From his floating bookshop in a barge on the Seine, Monsieur Perdu the ‘Literary Apothecary,’ prescribes novels to help mend the hardships of life using his intuitive feel for the exact book a reader needs to mend a broken heart or soul. However, the only person he can’t seem to heal through literature is himself: He is haunted by heartbreak since his great love, Manon, disappeared leaving only a letter that he has never opened. Finally, after 21 years, Perdu opens and reads it - and hauls anchor on his barge.

In this international bestseller translated from German, the author Nina George, a lover of all things French and author of 26 books takes us on a journey from Paris along the Seine to Provence. As we travel south the characters warm-up (along with the weather!) and the story starts to reveal itself. The atmosphere onboard is vivid with picturesque imagery and at times you could almost smell the wonderful cooking aromas coming from the kitchen.

The main protagonist, Jean Perdu, is a passionate and charismatic man, full of angst and hankering to his past lover, though he has a relationship with Catherine, a tenant in his apartment block in Paris who is thrown out of her home by her husband.

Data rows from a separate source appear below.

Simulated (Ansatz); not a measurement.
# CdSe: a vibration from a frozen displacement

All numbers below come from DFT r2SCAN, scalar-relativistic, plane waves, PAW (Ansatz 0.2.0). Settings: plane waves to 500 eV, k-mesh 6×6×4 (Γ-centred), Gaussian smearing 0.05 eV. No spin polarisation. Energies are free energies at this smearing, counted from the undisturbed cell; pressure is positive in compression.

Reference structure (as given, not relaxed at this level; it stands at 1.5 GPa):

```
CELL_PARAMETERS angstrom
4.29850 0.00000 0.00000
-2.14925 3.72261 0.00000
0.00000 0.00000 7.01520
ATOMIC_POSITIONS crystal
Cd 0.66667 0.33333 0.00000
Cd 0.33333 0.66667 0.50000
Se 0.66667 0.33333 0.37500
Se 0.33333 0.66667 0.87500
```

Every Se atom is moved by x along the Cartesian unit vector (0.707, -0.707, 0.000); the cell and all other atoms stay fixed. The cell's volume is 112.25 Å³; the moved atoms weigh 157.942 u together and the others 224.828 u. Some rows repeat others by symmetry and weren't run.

When Perdu decides on his mission to find Manon, a famous author, Max Jordan, announces he is joining the trip and jumps on board the leaving barge. He is suffering from writer’s block and struggling to regain his purpose. The pair are opposites in temperament and age and have no money. Their efforts to survive result in laugh-out-loud moments. Each character is unique and well crafted, including the calm and cool Luc Bassett, Manon’s ex-husband. Manon was engaged to Luc Basset when she met Monsieur Perdu.

In style, the Little Paris Bookshop is a deeply sentimental book, though its poetic prose has words flying off the page in places. It covers many themes including love, loss, cowardice, betrayal and new beginnings.

Avoiding plot spoilers, let’s say this novel has moments of suspense, a few twists, a bit of romance and humor, alongside an insight into all things French. A book about obsession that will have you hooked.

By the end, there is redemption of a sort and ‘moving on.’ Despite the occasional hard-to-avoid cliches, it is still an enjoyable read. Nina George’s idea of a literary apothecary is enchanting. It is a pity that this aspect was not expanded on more, but in all, an enjoyable book for readers of ‘The Bookshop of Second Chances’ by Jackie Fraser and ‘The Paris Library’ by J Charles.

About the author:

Nina George has a freelance journalist since 1992, who has published 28 books (novels, mysteries, and non-fiction) as well as over a hundred short stories and more than 600 columns. Nina George has worked as a reporter and columnist for a wide range of publications. In June 2019 she was elected as President of the European Writers ‘Council.